1. Install virtualenv `pip install virtualenv`
2. Create a virtual environment in project root directory `virtualenv venv --python=python3.8.9` (Snowpark for Python requires Python 3.8.X)
3. Install Snowflake Connector for Python with Pandas `pip install snowflake-connector-python[pandas]`
4. Install Snowpark for Python with Pandas `pip install snowflake-snowpark-python[pandas]`
5. Install IPYthon `pip install IPYthon`
6. Install Jupyter Notebooks `pip install jupyter`

In [None]:
import pandas as pd

from configparser import ConfigParser
# from typing import PASS
from pandas_profiling import ProfileReport
from snowflake.snowpark import Session
# from snowflake.snowpark.functions import udf, split
# from snowflake.snowpark import functions as funct

In [None]:
# Create a 'config.ini' file to store credentials locally for security
config = ConfigParser()
cfg_path = '../config.ini'
config.read(cfg_path)

In [None]:
# Connect to Snowflake
account = config['CONNECTION']['account']
user = config['CONNECTION']['user']
password = config['CONNECTION']['password']
role = config['CONNECTION']['role']
warehouse = config['CONNECTION']['warehouse']
database = config['CONNECTION']['database']
schema = config['CONNECTION']['schema']

connection_parameters = {
  "account": account,
  "user": user,
  "password": password,
  "role": role,
  "warehouse": warehouse,
  "database": database,
  "schema": schema
}

session = Session.builder.configs(connection_parameters).create()

# Test connection
print(session.sql("select * from movies_raw limit 10").collect())  

In [None]:
# Store database tables in a DataFrame
movies_raw = session.table('movies_raw').to_pandas()
ratings_raw = session.table('ratings_raw').to_pandas()
users_raw = session.table('users_raw').to_pandas()

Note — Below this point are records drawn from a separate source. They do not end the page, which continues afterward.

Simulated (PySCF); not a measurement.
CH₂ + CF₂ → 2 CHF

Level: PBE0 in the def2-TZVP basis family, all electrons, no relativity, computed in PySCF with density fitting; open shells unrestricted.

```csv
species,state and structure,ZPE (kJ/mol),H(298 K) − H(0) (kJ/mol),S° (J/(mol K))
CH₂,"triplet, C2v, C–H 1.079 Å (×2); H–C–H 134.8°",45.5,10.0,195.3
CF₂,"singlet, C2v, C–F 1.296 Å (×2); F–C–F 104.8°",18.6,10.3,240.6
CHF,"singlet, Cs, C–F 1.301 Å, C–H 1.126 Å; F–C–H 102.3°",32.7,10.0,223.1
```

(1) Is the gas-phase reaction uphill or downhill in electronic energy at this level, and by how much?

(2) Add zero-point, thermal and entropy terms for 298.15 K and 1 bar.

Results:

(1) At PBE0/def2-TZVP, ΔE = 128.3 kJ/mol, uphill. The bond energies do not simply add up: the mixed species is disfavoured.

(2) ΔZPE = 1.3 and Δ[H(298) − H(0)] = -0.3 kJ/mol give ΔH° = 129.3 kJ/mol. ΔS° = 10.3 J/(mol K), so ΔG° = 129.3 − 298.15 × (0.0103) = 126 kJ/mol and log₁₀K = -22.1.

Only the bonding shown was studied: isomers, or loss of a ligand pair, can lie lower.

# Print an example of the movies_raw dataframe in pandas format
movies_raw.head()

In [None]:
# Data transformations on movies_raw. Add a new column called 'year', create dummies for genres, and drop the genres column (create function to do this)
movies_raw[['MOVIE_TITLE','MOVIE_YEAR']] = movies_raw['MOVIE_TITLE'].str.split(' \(', expand=True)
movies_raw['MOVIE_YEAR'] = movies_raw['MOVIE_YEAR'].str.replace('\)','')
movies_raw = movies_raw.join(pd.DataFrame(movies_raw['GENRE'].str.get_dummies())).drop('GENRE', axis=1)

In [None]:
# DQ checks: Remove missing values, check for duplicate rows, check for null values, check for duplicate columns (create function to do this)
movies_raw.isnull().sum()

In [None]:
# DQ checks on movies_raw
movies_raw.drop_duplicates().count()


In [None]:
movies_raw.dropna().count()

In [None]:
ratings_base = ratings_raw.join(users_raw.set_index('USER_ID'), on='USER_ID')

In [None]:
movies_base = movies_raw.join(ratings_base.set_index('MOVIE_ID'), on='MOVIE_ID')

In [None]:
ProfileReport(movies_base)